Least Squares Problem icon Least Squares Problem
University Project #Data Science#Mathematics

Least Squares Problem#

Implementing Least Squares problem solver, along with some examples of it running.

.rmd knitted with execution results available for download here

Define a function to solve the least squares problem#

Function takes in a list of (x,y) points.

Creates a matrix ‘A’, with the first column being all 1’s, and the second column being all the ‘x’ values

Creates a vector ‘b’, with it’s values being all of the ‘y’ values

Then solves the equation: x~ = inv(t(A)A)t(A)b

… To get x~, the ‘a’ and ‘b’ values of the y = a + bx line of best fit

least_squares_linear = function(points){
# create 'A'
A = matrix(c(rep(1, length(points$x)), points$x), nr=length(points$x), nc=2)
# create 'b'
b = points$y
# calculate 't(A)A'
AtA = t(A) %*% A
AtA
# find the inverse of 'AtA'
invAtA = solve(AtA)
# use the previous values to solve for 'x~'
solution_linear = invAtA %*% t(A) %*% b
return(solution_linear)
}

The only difference for the quadratic version is the additional column in ‘A’ containing all the ‘x’ values, squared

Realistically, this could be worked into a general function that works for polynomials to the ’n’th degree, but I can’t be bothered.
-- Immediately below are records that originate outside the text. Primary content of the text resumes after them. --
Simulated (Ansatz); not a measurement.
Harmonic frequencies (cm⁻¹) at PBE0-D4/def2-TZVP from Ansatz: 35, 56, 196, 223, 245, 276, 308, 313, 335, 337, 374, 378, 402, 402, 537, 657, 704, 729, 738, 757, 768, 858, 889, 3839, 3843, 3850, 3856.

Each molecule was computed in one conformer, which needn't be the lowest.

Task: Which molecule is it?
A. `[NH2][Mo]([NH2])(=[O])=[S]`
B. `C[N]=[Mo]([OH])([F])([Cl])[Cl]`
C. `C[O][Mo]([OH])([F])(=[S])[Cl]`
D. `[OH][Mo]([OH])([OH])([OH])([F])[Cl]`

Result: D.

least_squares_quad = function(points){
# create 'A'
A = matrix(c(rep(1, length(points$x)), points$x, points$x ^ 2), nr=length(points$x), nc=3)
# create 'b'
b = points$y
# calculate 't(A)A'
AtA = t(A) %*% A
AtA
# find the inverse of 'AtA'
invAtA = solve(AtA)
# use the previous values to solve for 'x~'
solution_quad = invAtA %*% t(A) %*% b
return(solution_quad)
}

Problem 1:#

Find the least squares approximating line for the points: * (1,0) * (2,2) * (4,5) and compute the corresponding least squares error.

# least squares error is the difference between the actual point, and the predicted point, squared, summed, and then square rooted
error = function(a, b, points){
e_i = points$y - (a + b*points$x)
return(sqrt(sum(e_i^2)))
}
points = list()
points$x = c(1,2,4)
points$y = c(0,2,5)
sol = least_squares_linear(points)
# least squares solution is:
sol
## [,1]
## [1,] -1.500000
## [2,] 1.642857
plot(x=points$x, y=points$y)
lines(x=points$x, y=sol[1] + sol[2] * points$x)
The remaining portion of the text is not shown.